In 2025, the UK government moved fast on legislation and reform to support the country’s renewable energy efforts.
“With the Clean Power 2030 Action Plan acting as the impetus,” Shraiya Thapa, clean energy senior knowledge lead at law firm Freeths, said, “the government has moved at pace this year.”
Thapa highlighted both the Solar and Clean Flexibility roadmaps as markers of progress, alongside grid connection changes and the Planning and Infrastructure Bill.
This included changes to the UK planning system to make it harder for local authorities to reject solar developments on spurious grounds. In December, the government implemented a revised NPPF, stating that planning authorities should give “significant weight to the benefits associated with renewable and low carbon energy generation and the proposal’s contribution to a net zero future” when determining applications.

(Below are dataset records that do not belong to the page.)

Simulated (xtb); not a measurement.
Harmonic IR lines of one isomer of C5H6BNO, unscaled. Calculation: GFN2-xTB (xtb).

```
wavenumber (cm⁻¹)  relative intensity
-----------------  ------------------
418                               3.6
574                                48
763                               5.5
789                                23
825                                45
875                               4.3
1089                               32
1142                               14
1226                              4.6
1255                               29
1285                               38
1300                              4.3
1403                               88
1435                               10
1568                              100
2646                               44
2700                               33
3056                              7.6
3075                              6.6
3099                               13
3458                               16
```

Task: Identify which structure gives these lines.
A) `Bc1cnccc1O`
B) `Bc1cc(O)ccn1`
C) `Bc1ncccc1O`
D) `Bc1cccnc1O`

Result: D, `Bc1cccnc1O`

A spokesperson for UK-based solar supplier Segen told Solar Power Portal that there has been “meaningful progress” in both the solar and energy storage sectors this year, referencing, like Thapa, the publication of the Solar Roadmap.
“By outlining concrete steps to scale deployment and aiming for 45–47GW of installed solar by 2030, the roadmap gives developers, installers and investors greater confidence to plan and invest,” the spokesperson said. “The government is moving beyond early pledges and laying the foundations for sustained growth.”